I know Wordles are so last week, but I just decided to Wordleize Lincoln’s First and Second Inaugurals. I’d like to say the results are stunning or at least interesting. They aren’t. Still, if you’d care to see for yourself, you can peek below the fold.
1st:
“Constitution.” “Union.” “States.” “Government.” Sure, yup, got it.
2nd:
“WAR.” Ya think? Well, wait, on second thought, “Union” and “God” share equal billing? That’s kind of cool, I suppose
8 comments
October 28, 2011 at 6:32 pm
urbino
God, war, and union. Yup, that about sums it up.

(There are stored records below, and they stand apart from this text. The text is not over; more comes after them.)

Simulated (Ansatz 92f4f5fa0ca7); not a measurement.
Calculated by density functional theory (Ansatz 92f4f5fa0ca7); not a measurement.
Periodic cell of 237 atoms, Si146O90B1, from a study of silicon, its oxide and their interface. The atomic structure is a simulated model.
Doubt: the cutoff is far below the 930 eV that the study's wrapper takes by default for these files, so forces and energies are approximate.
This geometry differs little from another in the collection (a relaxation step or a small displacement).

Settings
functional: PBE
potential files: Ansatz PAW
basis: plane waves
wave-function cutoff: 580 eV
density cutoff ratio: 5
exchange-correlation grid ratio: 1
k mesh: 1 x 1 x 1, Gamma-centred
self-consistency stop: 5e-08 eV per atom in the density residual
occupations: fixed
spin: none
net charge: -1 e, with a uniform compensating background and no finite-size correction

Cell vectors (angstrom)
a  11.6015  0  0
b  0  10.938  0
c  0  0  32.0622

Those are Wordles? I thought they were word clouds.
October 28, 2011 at 6:34 pm
ari
Those are Wordles? I thought they were word clouds.
Whatever, man. As far as I’m concerned, it’s all stuff the kids do on my lawn.
October 28, 2011 at 6:37 pm
ari
Anyway, I changed my mind. I think these findings are the foundation upon which I shall write a great work of history.
October 28, 2011 at 6:47 pm
urbino
Plaudits and whatnot!
October 28, 2011 at 9:20 pm
Vance Maverick
These are always fun. Is the angle chosen by the software, or by you?
The paintings I see most frequently these days are whatever’s on show at the Dolores Park Cafe. Right now it’s Alicia Buelow, and her pictures there have an unfortunate resemblance to these cloudles. They’re decent-looking, but not more so than these clusters cranked out by the thousand by a mechanized text scanner….
October 28, 2011 at 9:21 pm
Vance Maverick
By the way, all you people who have complained about the lack of a comment preview/editing function on this blog, let me tell you, it’s great.
October 28, 2011 at 9:33 pm
andrew
“word cloud” is a more general term. Wordles actually try to look nice. I’m not sure if the proportions are exact, though, so you might not be able to draw much in the way of conclusions from that. It’s certainly possible to design word clouds where everything is exactly proportional, but that probably leads to ugliness.
November 1, 2011 at 7:45 am
jroth95
If you do FDR’s first inaugural, the Wordle forms the words, “Lincoln was better”.